Now I think I have found out that only 1 application can listen to a Kinesis stream at a time?
That's not true if all your consumer applications are configured for different consumer groups.
Please, make yourself familiar with Spring Cloud Stream and its model: https://docs.spring.io/spring-cloud-stream/docs/3.1.1/reference/html/spring-cloud-stream.html#_main_concepts
Another way probably could be done via AWS Lambda trigger for DynamoDB Streams: https://docs.aws.amazon.com/amazondynamodb/latest/developerguide/Streams.Lambda.html

Kafka Streams Architecture

I am hoping to clarify a few ideas on Kafka Streams from an architectural standpoint.
I understand the stream processing and data enrichment uses, and that the data can be reused by other applications if pushed back into Kafka, but what is the correct implementation of a Streams Application?
My initial thoughts would be to create an application that pulls in a table, joins it to a stream, and then fires off an event for each entry rather than pushing it back into Kafka. If multiple services use this data, then each would materialize their own table, right?
And I haven't implemented a test application yet, which may answer some of these questions, but I think is a good place for planning. Basically, where should the event be triggered, in the streaming app or in a separate consumer app?
My initial thoughts would be to create an application that pulls in a table, joins it to a stream, and then fires off an event for each entry rather than pushing it back into Kafka.
In an event-driven architecture, where would the application send the events to (and how), if you think that Kafka topics shouldn't be the destination for sharing the events with other apps? Do you have other preferences?
If multiple services use this data, then each would materialize their own table, right?
Yes, that is one option.
Another option is to use the interactive queries feature in KStreams (aka queryable state), which allows your first application to expose its tables and state stores to other applications directly (e.g., via a REST API). Other apps would then not need to materialize their own tables. However, an architectural downside is that you have now a direct coupling between your first app and any other downstream applications through request-response communication. While this pattern of direct inter-service communication is popular for a microservices architecture, a compelling alternative is to not use direct communication but instead let microservices/apps communicate indirectly with each other via Kafka (i.e., to use the previous option).
Basically, where should the event be triggered, in the streaming app or in a separate consumer app?
This is a matter of preference, see above. To inform your thinking you may want to read the 4-part mini series about event-driven architectures with Kafka: https://www.confluent.io/blog/journey-to-event-driven-part-1-why-event-first-thinking-changes-everything (disclaimer: this blog series was written by a colleague of mine).

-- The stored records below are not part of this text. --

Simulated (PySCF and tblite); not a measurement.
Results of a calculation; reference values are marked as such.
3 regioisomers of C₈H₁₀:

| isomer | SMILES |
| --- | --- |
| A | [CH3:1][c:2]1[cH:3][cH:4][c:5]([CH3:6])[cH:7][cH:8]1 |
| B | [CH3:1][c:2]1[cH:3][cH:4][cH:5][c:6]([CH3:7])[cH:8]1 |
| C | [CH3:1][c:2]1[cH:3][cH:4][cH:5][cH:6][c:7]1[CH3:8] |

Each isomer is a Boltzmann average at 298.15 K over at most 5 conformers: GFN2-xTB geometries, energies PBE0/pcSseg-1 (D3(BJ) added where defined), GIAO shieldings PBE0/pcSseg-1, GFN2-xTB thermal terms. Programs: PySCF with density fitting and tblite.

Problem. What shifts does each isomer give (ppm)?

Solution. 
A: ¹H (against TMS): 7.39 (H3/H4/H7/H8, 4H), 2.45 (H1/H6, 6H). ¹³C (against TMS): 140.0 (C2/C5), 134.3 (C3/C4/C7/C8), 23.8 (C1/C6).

Kafka user - project design advise

I am new to Kafka and data streaming and need some advice for the following requirement,
Our system is expecting close to 1 million incoming messages per day. The message carries a project identifier. The message should be pushed to users of only that project. For our case, lets say we have projects A, B and C. Users who opens project A's dashboard only sees / receives messages of project A.
This is my idea so far on implementing solution for the requirement,
The messages should be pushed to a Kafka Topic as they arrive, lets call this topic as Root Topic. The messages once pushed to the Root Topic, can be read by a Kafka Consumer/Listener and based on the project identifier in the message can push that message to a project specific Topic. So any message can end up at Topic A or B or C. Thinking of using websockets to update the message as they arrive on the project users' dashboards. There will be N Consumers/Listeners for the N project Topics. These consumers will push the project specific message to the project specifc websocket endpoints.
Please advise if I can make any improvements to the above design.
Chose Kafka as the messaging system here as it is highly scalable and fault tolerant.
There is no complex transformation or data enrichment before it gets sent to the client. Will it makes sense to use Apache Flink or Hazelcast Jet for the streaming or Kafka streaming is good enough for this simple requirement.
Also, when should I consider using Hazelcast Jet or Apache Flink in my project.
Should i use Flink say when I have to update few properties in the message based on a web service call or database lookup before sending it to the users?
Should I use Hazelcast Jet only when I need the entire dataset in memory to arrive at a property value? or will using Jet bring some benefits even for my simple use case specified above. Please advise.
Kafka Streams are a great tool to convert one Kafka topic to another Kafka topic.
What you need is a tool to move data from a Kafka topic to another system via web sockets.
Stream processor gives you a convenient tooling to build this data pipeline (among others connectors to Kafka and web sockets and scalable, fault-tolerant execution environment). So you might want use stream processor even if you don't transform the data.
The benefit of Hazelcast Jet is it's embedded scalable caching layer. You might want to cache your database/web service calls so that the enrichment is performed locally, reducing remote service calls.
See how to use Jet to read from Kafka and how to write data to a TCP socket (not websocket).
I would like to give you another option. I'm not Spark/Jet expert at all, but I've studying them for a few weeks.
I would use Pentaho Data Integration(kettle) to consume from the Kafka and I would write a kettle step (or User Defined Java Class step) to write the messages to a Hazelcast IMAP.
Then, would use this approach http://www.c2b2.co.uk/middleware-blog/hazelcast-websockets.php to provided the Websockets for the end-users.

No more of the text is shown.